So what happened? Are the divers in question too hard on themselves -- in other words, did their instructors CORRECTLY determine that they were more competent than they felt they were?

Did the instructors determine that they WERE deficient in one or more areas, but didn't think it mattered?

Did the instructors not realize that the students were deficient in one or more areas?

Did the instructors not care? (BTW, I don't like this answer and strongly believe that it rarely pertains.)

When I think about my certification, I never successfully completed a descent without holding onto the BC of an instructor. (I did one descent without that, but I lost the descent line and my instructor, and ended up on my back on the bottom all by myself.) I never attained neutral buoyancy (had to fin not to sink) and had to hold somebody's hand to remain oriented in space. In retrospect, I have a hard time figuring out why anybody thought I was well enough trained to go out and dive, even restricting the diving to the conditions in which I got certified (which was less than 10' viz, cold water, and dry suit diving). But I went to Hawaii five dives later and felt like Superman. So maybe my instructors recognized that what I was doing was difficult, and under other circumstances, I would be much more competent.

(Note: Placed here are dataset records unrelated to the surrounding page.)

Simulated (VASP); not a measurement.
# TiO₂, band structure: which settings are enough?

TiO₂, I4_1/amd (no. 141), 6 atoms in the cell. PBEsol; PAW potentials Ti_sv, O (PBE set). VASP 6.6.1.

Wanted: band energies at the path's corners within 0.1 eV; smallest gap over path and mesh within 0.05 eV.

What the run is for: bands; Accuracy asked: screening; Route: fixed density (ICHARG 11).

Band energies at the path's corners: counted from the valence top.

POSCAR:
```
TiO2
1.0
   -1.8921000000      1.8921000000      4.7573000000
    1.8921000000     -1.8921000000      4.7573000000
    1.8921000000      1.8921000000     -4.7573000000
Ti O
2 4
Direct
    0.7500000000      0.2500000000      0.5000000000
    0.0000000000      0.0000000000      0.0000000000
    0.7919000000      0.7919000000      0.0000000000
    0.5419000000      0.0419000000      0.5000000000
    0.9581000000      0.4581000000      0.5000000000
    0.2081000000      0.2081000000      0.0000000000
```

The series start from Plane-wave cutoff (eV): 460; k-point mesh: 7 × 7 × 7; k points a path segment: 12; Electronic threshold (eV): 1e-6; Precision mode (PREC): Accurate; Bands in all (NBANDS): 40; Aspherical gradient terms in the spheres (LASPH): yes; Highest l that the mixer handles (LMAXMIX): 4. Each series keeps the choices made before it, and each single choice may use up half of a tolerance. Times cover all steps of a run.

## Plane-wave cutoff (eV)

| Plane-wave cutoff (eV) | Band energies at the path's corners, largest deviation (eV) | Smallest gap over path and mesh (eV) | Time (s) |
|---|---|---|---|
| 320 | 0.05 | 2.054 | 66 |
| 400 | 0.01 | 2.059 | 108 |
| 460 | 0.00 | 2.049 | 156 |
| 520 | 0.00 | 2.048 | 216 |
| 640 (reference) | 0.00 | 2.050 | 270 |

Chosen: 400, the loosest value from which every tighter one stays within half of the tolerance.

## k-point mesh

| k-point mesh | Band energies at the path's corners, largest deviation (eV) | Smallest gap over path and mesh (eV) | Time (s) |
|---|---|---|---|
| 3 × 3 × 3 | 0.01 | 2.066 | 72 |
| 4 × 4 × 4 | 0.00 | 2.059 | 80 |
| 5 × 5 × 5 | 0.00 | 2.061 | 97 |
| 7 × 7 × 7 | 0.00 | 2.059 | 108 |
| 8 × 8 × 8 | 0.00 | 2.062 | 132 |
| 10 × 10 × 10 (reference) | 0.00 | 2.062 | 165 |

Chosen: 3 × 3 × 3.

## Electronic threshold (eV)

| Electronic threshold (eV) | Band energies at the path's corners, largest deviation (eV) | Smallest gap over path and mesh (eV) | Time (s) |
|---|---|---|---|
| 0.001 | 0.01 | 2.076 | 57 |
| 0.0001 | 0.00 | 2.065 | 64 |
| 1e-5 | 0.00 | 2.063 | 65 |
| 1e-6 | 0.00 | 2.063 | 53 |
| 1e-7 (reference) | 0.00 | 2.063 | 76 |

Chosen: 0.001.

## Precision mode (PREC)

The problem was that 90 percent of my diving would be done in the conditions where I had proven myself somewhat lacking.

So -- I'd like to hear the opinions of both students and instructors. Are we new divers too critical of ourselves? Or are standards too lax? Or are instructors not taught what to look for? I really don't know the answers to these questions.
 
"Or are standards too lax?'

By and large, YES!

What if you did this, realizing you live in a cold warter area, go to your favorite pool with only a cheap plastic plate, a single aluminum 80 and a regulator (no LP, no octa, no nothing else, no wet suit, no dry suit, no BC, no nothing) and a mask and fins. Take a weight belt with a selection of small weights. Learn to weight yourself neutral with the 80, yeah, it will go positive at the end and be slightly negative at the beginning--no big deal. Learn to use your breath to control bouyancy--that is the goal grasshopper. When you can do that then begin adding your equipment all the while trying to maintain that neutral weighting. It may take several weeks to learn all that. This is why scuba courses used to take eight to twelve weeks, two nights a week, four hours a night with both lecture and pool work and each pool session began with a swim and ended with a doff and don and yes they used to flunk people. swim some laps, evaluate your fitness level, learn how to doff and don, yeah, even learn how to buddy breath. It might come in handy some day.
The idea is to stop using equipment as a crutch and instead use it to magnify the new skills and confidence you have aquired. People dived quite well for several decades before there were a such thing as a BC. I know, it will be hard to park all that fancy gear while you learn to dive without it in a pool or warm water setting (a controlled setting of course) but I think it would help develop a basic at ease with the water. Just a thought. N
 
TSandM:
So -- I'd like to hear the opinions of both students and instructors. Are we new divers too critical of ourselves? Or are standards too lax? Or are instructors not taught what to look for? I really don't know the answers to these questions.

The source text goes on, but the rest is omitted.